This is going to be a technical post – feel free to skip to the end if you’re not comfortable with the math.
There’s apparently some question of why the ETP has a target of USD15,000 in per capita GNI by 2020, and how it was derived.
Scepticism over the target has always struck me as a little strange because of the uncertainty of forecasting over such a long horizon, and the desire for pseudo-precision involved in assuming such targets are meant to be operative. I mean – if you manage to get to USD14,999, does that mean we’ve failed? How about USD15,001? Would USD15,002 be significantly better?
Given the imprecision in aggregate economic statistics, particularly national account statistics, the desire for such accuracy is an exercise in futility. Nevertheless, doing a forecast projection is a more or less trivial exercise, which I’m going to try to demonstrate.
First the data – the ETP target is actually derived from the World Bank’s high income classification, which can be downloaded here, and the sample runs from 1988 to 2012. I had to fudge the data a bit, because the World Bank’s financial year starts in July, rather than January. And the reason why that’s important is because at an operational level, the income thresholds that the Bank uses is actually meant for determining loan eligibility.
The plot of the data is as below (GNI per capita in USD):
Note that while it is mostly increasing over time, the high income threshold isn’t exactly a linear progression. That presents a bit of a problem which I’ll get into later.
The model I’m using is an AR(1) model with a time trend:
Ln(GNI) = α + β*T + γ*AR(1) + ε
…where T is time. The auto-regressive term helps manage a serial correlation problem that’s present in the standard regression estimation.

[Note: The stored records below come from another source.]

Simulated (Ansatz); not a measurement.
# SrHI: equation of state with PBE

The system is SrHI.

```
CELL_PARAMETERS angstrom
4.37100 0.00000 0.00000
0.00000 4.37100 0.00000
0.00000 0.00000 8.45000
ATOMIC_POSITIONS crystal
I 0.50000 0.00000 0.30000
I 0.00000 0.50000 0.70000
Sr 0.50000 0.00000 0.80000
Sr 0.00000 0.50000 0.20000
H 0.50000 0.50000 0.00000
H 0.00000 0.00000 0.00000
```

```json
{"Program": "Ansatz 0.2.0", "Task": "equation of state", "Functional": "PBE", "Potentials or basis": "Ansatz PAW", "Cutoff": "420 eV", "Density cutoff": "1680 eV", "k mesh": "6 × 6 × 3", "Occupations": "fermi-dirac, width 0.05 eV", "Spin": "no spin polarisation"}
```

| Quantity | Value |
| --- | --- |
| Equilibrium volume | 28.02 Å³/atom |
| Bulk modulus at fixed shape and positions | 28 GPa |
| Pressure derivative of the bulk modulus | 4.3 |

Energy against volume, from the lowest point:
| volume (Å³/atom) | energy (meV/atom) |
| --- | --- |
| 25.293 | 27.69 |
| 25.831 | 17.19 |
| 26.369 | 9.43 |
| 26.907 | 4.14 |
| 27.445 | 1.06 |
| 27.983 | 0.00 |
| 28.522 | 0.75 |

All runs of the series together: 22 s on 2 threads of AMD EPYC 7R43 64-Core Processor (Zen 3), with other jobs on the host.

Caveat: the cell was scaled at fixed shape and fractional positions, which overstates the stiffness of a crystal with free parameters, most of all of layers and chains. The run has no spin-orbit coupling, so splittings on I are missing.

Here ‘s the result of the preliminary run through:
Ln(GNI) = 8.15 + 0.02*T + [AR(1)=0.76] R2 = 0.94
All the coefficients are statistically significant at the 0.1% level. There’s significant heteroscedasticity in the residuals, so the estimation uses White’s heteroscedasticity-consistent errors.
So what does all those numbers mean? Essentially, for every unit increase in T, Ln(GNI) increases by 0.02. In EconoEnglish: the high income threshold increases 2% every year. To be more precise, it increases by 2.04448753251947% every year, more or less. Yes, that was sarcasm.
Projecting that forward, we obtain a point estimate of USD14,492.89 by 2020 and a 95% confidence range forecast of USD16,470 to USD12,515 (standard error of USD1,149.7). The USD15,000 target is approximately just under the 66% boundary, i.e. there’s about a one-third probability of the high income threshold actually exceeding that level based on this projection.
In other words, the USD15,000 target is a “stretch” target that’s still achievable, and gives a better than 50% chance of Malaysia being classed as a high income country if we actually get there.
Now, to return to that problem I mentioned – the heteroscedasticity problem means that the estimated coefficients and the forecast projections can be sensitive to the sample used in the estimation. Robustness checks via changing the sample size resulted in significant changes in the estimated coefficients and the final forecast.
However, going back to just 2009, which would be the latest known data point before the publication of the New Economic Model which originally established all these targets, doesn’t alter the results all that much:
Sample range: 1988-2009
Ln(GNI) = 8.16 + 0.02*T + [AR(1)=0.76] R2 = 0.92
Coefficient of T: 2.026672335140296%
Std error: USD1,336.06
Point Forecast: USD14,434.73
Range Forecast: USD16,751-USD12,118
What it all boils down to is – the 2.0% adjustment factor that PEMANDU has been using to project forward the existing World Bank high income threshold to 2020 and set a target of USD15,000 for the ETP, has some statistical validation.
You could of course try the long way around and make a projection based on assumptions for the variables embedded in the World Bank’s calculation – exchange rates and GDP deflators for both Malaysia and the G5. But since all that information is incorporated in the high income time series, that’s probably more trouble than its worth. The univariate approach used here is more parsimonious, and likely to be less error-prone.